The Eucharist is also a Sacrament of Unity

(Part 2 of 5 Series on Our Eucharistic Faith and Pro-Life Commitment)

“When I am lifted up from the earth,” the Lord said, “I will draw all people to myself” (Jn.12:32). He fulfills this promise in the Eucharist, which builds up the Church. The Church is the sign and cause of the unity of the human family.
Imagine all the people, in every part of the world, who are receiving Communion today. Are they all receiving their own personalized, customized Christ? Are they not rather each receiving the one and only Christ?
Through this sacrament, Christ the Lord, gloriously enthroned in heaven, is drawing all people to Himself. If He is drawing us to Himself, then He is drawing us to one another. St. Paul comments on this, “We, many though we are, are one body, since we all partake of the one loaf” (1 Cor. 10:17).
When we call each other “brothers and sisters,” we are not merely using a metaphor that dimly reflects the unity between children of the same parents. The unity we have in Christ is even stronger than the unity of blood brothers and sisters, because we do have common blood: the blood of Christ! The result of the Eucharist is that we become one, and this obliges us to be as concerned for each other as we are for our own bodies.
Imagine a person who receives Communion, accepts the Host when the priest says, “The Body of Christ,” says “Amen,” and then breaks off a piece, hands it back, and says, “Except this piece, Father!”
This is what the person who rejects other people may as well do. In receiving Christ, we are to receive the whole Christ, in all his members, our brothers and sisters, whether convenient or inconvenient, wanted or unwanted.
As St. John remarks, Christ was to die “to gather into one all the scattered children of God.” Sin scatters. Christ unites. The word “diabolical” means “to split asunder.” Christ came “to destroy the works of the devil” (1Jn.3:8).
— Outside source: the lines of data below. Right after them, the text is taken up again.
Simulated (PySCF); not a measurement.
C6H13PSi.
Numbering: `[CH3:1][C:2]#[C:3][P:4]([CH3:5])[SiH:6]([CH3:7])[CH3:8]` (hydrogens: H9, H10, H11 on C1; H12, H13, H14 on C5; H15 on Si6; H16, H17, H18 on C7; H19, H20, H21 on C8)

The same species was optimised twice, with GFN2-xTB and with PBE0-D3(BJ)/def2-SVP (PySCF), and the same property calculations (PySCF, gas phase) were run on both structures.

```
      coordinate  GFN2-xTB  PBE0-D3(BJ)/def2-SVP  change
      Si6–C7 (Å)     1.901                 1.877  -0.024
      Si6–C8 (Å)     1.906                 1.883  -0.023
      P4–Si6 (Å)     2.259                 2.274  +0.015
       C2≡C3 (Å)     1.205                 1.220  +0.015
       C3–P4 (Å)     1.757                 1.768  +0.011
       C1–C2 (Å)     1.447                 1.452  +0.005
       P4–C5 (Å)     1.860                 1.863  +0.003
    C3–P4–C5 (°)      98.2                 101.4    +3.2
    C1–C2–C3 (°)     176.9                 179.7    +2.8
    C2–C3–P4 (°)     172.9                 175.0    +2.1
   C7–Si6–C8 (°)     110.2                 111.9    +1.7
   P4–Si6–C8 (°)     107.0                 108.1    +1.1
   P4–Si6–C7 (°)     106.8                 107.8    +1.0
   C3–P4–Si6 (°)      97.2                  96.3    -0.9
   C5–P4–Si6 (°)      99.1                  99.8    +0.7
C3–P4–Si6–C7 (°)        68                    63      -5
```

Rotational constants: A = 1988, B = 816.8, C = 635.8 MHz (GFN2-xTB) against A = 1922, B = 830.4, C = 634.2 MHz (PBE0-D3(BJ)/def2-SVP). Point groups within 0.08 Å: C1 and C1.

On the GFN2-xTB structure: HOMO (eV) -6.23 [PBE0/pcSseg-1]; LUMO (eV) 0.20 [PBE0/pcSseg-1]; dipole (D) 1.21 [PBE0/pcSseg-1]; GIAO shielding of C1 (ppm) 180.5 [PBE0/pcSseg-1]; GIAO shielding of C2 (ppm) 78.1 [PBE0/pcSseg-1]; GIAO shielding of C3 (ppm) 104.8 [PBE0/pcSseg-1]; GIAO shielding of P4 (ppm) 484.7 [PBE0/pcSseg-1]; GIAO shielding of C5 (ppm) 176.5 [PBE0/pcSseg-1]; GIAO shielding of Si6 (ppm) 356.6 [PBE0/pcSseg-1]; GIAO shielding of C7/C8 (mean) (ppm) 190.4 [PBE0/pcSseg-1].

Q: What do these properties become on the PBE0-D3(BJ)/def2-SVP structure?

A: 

The Eucharist builds up the human family in Christ who says, “Come to me, feed on My Body, become My Body.” Abortion, in a reverse dynamic, says, “Go away! We have no room for you, no time for you, no desire for you, no responsibility for you. Get out of our way!”
Abortion attacks the unity of the human family by splitting asunder the most fundamental relationship between any two persons: mother and child. The Eucharist, as a Sacrament of Unity, reverses the dynamic of abortion.